Paige:  You’ve got to try it all out, see where you fit and what hold your interests.

Russel:  Exactly, and who you like hanging out with.

Paige:  That’s true, too.

Russel:  You spend a lot of time working. You ought to hang out with people who you enjoy, because it really takes the fun out of it, if you don’t like the people.

Paige:  Or they take the fun out of it.

Russel:  Well, yeah.

[laughter]

Paige:  Either or.

Russel:  Yeah, exactly. That’s how I found myself in oil and gas. I made a deliberate decision I wanted to get there. Then, I had to find a path and it took a while.

Paige:  Let’s continue to talk about going down that path. You’re in oil and gas. Tell me about all the other things you’ve gotten to, up unto this point.

Russel:  What do you mean?

Paige:  As far as the different experiences. You’ve got several different companies under this holdings company, right?

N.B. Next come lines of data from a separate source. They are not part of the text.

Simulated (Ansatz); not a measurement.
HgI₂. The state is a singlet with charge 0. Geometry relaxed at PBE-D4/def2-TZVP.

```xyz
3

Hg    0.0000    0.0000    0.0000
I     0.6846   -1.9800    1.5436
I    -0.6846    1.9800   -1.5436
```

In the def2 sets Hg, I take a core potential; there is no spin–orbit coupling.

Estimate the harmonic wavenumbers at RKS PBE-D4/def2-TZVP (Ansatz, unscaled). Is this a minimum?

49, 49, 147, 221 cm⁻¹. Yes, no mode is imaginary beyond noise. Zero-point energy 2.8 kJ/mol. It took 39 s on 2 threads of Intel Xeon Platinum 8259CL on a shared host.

Russel:  Yeah, I have. There is a theme in it. The theme is technology, overall. I started EnerSys as a consultant. After I left BMP Energy Systems, I was working as a measurement consultant. I was in a place in my life where I want to stay in oil and gas, but I was looking around as to what else was out there.

Doing measurement led to doing some telemetry to collect the data. That led to putting some human‑machine interface on top of that collection, which led to doing some SCADA systems, which led to doing some pipeline control systems.

What’s interesting to me about that is, as I’ve gotten deeper and deeper in the technology, it’s when you can get deep enough to actually create something unprecedented. I think that’s the thing that drives me, something that’s not there yet, that’s unique and different, adds value, and causes people to go, “Huh, that’s kinda cool.” That’s what drives me.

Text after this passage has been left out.